TICKER:  TSX:FVI; Lima Exchange:FVI
DESCRIPTION:  Fortuna is a growth-oriented, silver and base metal producer focused on mining opportunities in Latin America. The company owns a producing mine, a project in the advanced-development stage and has a strong cash position. Fortuna's primary assets are the 100%-owned Caylloma silver/lead/zinc mine in Peru and the 100%-owned San Jose silver/gold project in southern Mexico. The company is selectively pursuing additional acquisition opportunities.

WEBSITE:  http://www.fortunasilver.com
Corporate Presentation (6/1/10) Annual Report (5/31/10)

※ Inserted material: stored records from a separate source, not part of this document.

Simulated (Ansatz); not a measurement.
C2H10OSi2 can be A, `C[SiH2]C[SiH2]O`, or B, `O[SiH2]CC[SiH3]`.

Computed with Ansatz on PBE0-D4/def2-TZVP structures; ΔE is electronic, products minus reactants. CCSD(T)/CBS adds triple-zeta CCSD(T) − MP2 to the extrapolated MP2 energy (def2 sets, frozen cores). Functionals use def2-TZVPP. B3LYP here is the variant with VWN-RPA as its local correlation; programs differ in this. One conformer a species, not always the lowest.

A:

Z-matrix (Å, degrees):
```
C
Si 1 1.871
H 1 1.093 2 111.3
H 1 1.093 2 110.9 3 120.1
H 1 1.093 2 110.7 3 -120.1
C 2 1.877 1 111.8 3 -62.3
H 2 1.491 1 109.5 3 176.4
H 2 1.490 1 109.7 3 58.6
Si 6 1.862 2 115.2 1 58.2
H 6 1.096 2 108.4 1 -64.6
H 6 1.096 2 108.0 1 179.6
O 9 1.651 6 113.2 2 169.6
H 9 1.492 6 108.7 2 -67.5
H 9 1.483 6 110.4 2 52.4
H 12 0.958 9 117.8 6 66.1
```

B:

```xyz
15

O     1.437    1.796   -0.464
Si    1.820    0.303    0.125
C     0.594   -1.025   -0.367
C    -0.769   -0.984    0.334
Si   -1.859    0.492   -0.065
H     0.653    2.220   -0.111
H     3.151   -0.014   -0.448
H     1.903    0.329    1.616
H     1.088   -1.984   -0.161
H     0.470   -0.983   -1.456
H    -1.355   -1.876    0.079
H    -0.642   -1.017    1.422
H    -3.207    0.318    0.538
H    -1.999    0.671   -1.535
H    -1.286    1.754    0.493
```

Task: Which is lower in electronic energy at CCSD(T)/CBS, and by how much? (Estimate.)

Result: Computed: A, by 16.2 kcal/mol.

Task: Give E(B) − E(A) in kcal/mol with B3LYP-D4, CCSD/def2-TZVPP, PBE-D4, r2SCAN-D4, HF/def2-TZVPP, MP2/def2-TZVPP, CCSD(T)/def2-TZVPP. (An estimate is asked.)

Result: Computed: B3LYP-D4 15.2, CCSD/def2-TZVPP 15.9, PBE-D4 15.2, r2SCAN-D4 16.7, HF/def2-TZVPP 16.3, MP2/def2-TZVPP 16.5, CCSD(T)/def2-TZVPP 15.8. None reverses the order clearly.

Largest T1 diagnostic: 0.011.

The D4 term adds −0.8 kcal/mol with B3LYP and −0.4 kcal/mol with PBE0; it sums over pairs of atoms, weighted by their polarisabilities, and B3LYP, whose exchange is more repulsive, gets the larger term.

Andrew Kaip,   BMO Capital Markets (07/20/10)
"FVI provided an update on construction activities at its 100%-owned San Jose project located in Oaxaca, Mexico. . .Development remains on schedule and on budget, and fully funded with $74M cash on hand. Recent developments include the upgrading of the water treatment plant (77% complete), installation of a 15 km water pipeline (30% complete), construction of an electric power substation (16% complete) and detailed engineering for the tailings dam (95% complete) with groundbreaking slated for this week. . .These developments support BMO Research's expectation that FVI will accelerate production ramp-up at the mine, reaching 1.5k tpd by mid-2014, 18 months earlier than the timeline outlined in the PFS. At these rates, BMO Research forecasts FVI's silver eq. production to increase to 8.2 Moz. by 2013E (+77%)."


   GoldAlert (07/20/10)
"While most large-cap silver stocks have underperformed. . .Fortuna Silver shares have surged 104.9% since July 20, 2009. This afternoon, the Canadian-based silver miner released an update on construction activities at its 100%-owned San Jose silver/gold project in Oaxaca, Mexico. . .is proceeding on schedule and within budget for completion and commissioning of the mine in Q311. . .San Jose is expected to operate at a rate of 1,500 tpd, and will produce 5M silver eq. oz. on an annual basis at a cash cost of $6.20/oz."


   Canaccord Capital, Morning Coffee (07/22/10)
"Unlike the Sharks in the playoffs, Tuna's San Jose is looking good. Fortuna Silver provided a development update on its 100%-owned San Jose silver-gold project in Mexico. Canaccord Genuity Mining Analyst Nicholas Campbell highlights that the San Jose project remains on track and on budget to begin production in H211. Fortuna has completed 77% of the upgrade to the water treatment plant, 30% of the water pipeline installation and 95% of the engineering for the tailings dam. These projects are expected to be completed in H210. The electric power substation is 16% advanced and is expected to be completed by February 2011. Campbell also noted that the company has restarted development of the face of the decline with mine development in preparation for a 1,500 tpd mining rate."


Haytham Hodaly,   Salman Partners Inc. (07/21/10)
"Yesterday, Fortuna provided an update on the construction progress at its San Jose silver/gold project in Mexico. Construction activities at the project remain on schedule and in line with the budget for completion and commissioning in Q311. With roughly US$74M available in funds, as well as future cash flows from Caylloma, the company has sufficient cash available to develop the San Jose project and continue with further exploration activity at both San Jose and Caylloma. We conservatively forecast that the San Jose operation will reach commercial production in 2012 (producing ~1.4 Moz. silver and ~13,000 oz. gold that year), at which time our total silver production estimate for the company is expected to jump to over 3 Moz. . .We reiterate our BUY recommendation with a 12-month target price of CAD$3.10/share."


Wayne Hewgill,   PI Financial Corp. (07/21/10)
"The San Jose mine is planned for completion and commissioning at a rate of 1,000 tons per day (tpd) in the Q311. At full production, the mine is planned to operate at a rate of 1,500 tpd and produce 5 Moz. silver eq., boosting the company's annual silver eq. to 7 Moz. Fortuna is well on its way to developing water and power resources for the mill facility. With US$74M in the bank and the US$20M credit facility, the company is fully funded to construct the San Jose mine. We are upgrading our recommendation to BUY from NEUTRAL while maintaining our 12-month target price of $2.45, with a SPECULATIVE risk rating."